Onnx Machine Learning in Production
By Justin

I recently had a project that I needed to use PyInstaller along with a Keras-trained model. Unfortunately, PyInstaller and Keras only work some of the time.. as in, not that reliable of a build.
What to do?
Onnx was the solution.
My project didn't need to run training, it just need to run inference (prediction) and that's something onnx really excels at.
So, what is onnx?
On onnx.ai, it says: ONNX is an open format built to represent machine learning models. I read this as onnx is essentially a file format for ML models and onnx can run those models.
Almost any modern ML framework can become an onnx model. PyTorch -- yep. Tensorflow -- yep. Keras -- yep. Caffe2 -- yep. Scikit-learn -- yep.
Why is this important? interoperability
Let's say I have a flask web app in production serving a ML model. Doing so, is easy enough. Let's say the model I originally created this in was in Keras. Then, a new member joins my team that is just a pro at PyTorch. How do I deploy these two models on the same project?

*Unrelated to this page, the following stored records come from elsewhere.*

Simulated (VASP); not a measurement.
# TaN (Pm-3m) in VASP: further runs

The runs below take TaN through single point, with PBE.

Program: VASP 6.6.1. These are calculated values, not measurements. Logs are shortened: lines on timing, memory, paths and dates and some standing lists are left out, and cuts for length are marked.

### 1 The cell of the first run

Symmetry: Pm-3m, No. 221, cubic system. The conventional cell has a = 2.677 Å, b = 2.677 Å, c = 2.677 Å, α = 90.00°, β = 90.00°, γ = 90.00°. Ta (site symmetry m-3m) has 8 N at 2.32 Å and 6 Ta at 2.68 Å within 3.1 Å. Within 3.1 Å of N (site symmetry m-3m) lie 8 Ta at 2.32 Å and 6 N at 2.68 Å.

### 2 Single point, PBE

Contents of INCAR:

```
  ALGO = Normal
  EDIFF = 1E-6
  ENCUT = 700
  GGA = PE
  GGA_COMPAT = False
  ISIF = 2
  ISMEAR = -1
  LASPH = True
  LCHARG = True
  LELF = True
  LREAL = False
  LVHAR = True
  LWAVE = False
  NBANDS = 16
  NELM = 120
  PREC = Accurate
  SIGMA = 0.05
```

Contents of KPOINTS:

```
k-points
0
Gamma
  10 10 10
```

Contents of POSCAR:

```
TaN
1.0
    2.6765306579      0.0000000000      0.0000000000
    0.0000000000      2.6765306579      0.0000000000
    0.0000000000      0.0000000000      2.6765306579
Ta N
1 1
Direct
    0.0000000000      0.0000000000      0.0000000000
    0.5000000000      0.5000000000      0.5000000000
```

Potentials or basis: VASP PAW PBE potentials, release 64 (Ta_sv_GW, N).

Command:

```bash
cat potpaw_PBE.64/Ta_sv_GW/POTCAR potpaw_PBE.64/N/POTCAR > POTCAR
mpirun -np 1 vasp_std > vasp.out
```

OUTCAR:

Well, you could package up both tensorflow and PyTorch for running inference but that starts to make our simple web app a bulky one and, more importantly, one that's significantly more difficult to manage.
onnxA real-world example
Recently, I was working on a Python project that needed to be compiled into a single executable. For this, I used PyInstaller since it's a very reliable way to turn python into an executable.
Unfortunately, pyinstaller doesn't play nice will all packages and package types and containers (like docker) cannot (as far as I know) be compiled into a single binary.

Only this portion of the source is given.